Entrepreneurs, let’s not fool ourselves with all this talk of doing what we love and the money will, um, fund an early retirement.
I’m all for doing what you love, believe me, I just don’t want you to think you have a business when what you really have is a fine-tuned, fully operational hobby.
Here’s a quick gut-check on the realities of a business vs. a hobby:
1. You’re making money. This may sound obvious, but do you know how many people send out a press release after they’ve put up a website? Me either, but I know it happens every day. These so-called businesses are trying to get attention for their great idea before they even figure out how and where they’re going to monetize. What good are spectators if you have no reason for them to become customers or sponsors.

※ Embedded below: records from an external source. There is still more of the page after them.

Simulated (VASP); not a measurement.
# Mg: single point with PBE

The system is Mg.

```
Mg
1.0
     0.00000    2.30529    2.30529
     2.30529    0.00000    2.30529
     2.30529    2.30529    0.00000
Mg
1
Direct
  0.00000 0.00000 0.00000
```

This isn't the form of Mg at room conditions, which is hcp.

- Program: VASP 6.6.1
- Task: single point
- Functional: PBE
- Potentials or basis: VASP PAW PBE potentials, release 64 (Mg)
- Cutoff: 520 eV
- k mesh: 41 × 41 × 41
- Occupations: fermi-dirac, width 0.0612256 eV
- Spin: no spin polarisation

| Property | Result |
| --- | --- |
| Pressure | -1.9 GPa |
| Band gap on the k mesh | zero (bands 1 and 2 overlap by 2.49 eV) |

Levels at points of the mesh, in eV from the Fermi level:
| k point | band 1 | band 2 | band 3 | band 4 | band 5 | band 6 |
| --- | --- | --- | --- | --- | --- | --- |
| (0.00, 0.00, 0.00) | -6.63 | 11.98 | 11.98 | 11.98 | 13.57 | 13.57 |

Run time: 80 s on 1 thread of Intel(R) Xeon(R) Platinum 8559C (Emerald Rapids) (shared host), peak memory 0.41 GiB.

2. You have a business model. I’m not just talking about a marketing plan, but an actual model. This is where you make connections in your industry, understand your goals so that you can commit to decisions and most importantly you have a game plan for making money. Have you looked at what you have to offer and identified what can be monetized. Look at your products, services, systems and knowledge. Now build ladders from these assets to the public. Could your business be used as a fundraiser, a how-to course or a partner to a complimenting business? This application opens lines to your target audience.
3. Your customers don’t know you personally. Seriously, if you think you’re on your way because Aunt Nancy bought 5 don’t. It’s great to have the support of friends and family but if you are not getting clicks from the world wide web, it’s time to revisit #2.
4. Decisions take your customers into consideration. Yeah, everyone might love what you do, but at some point you need to solicit customer feedback. For all you know, they may want more of something else or they could have a small fix that could lead to the repeat business you may not be getting. Business is not about you, it’s about problem solving and fulfilling needs. Open up the dialog with your target audience to jumpstart your next campaign.
5. You can work under pressure. Sure you can do what you love, but can you do it on deadline? Can you generate new ideas in a timely fashion? The whole consumer world is falling in step with the quick-change of the fashion industry – are you on board? Business has a clock that never stops ticking. From consumer expectations to Internet search engines, keeping it fresh is the key to staying in step with the competition.
6. You don’t say things like “Screw that!” Entrepreneurs have endurance and courage. There are hurtles, bills and regulations that have to be managed. You can find a better way, sure. But if you don’t have it in you to keep digging, forget it.
Ask yourself the above questions to guide you into move forward with your business undertaking, or not. You may have a hobby now, but it doesn’t always have to be that way! Above all, be honest with yourself and what’s truly inside you.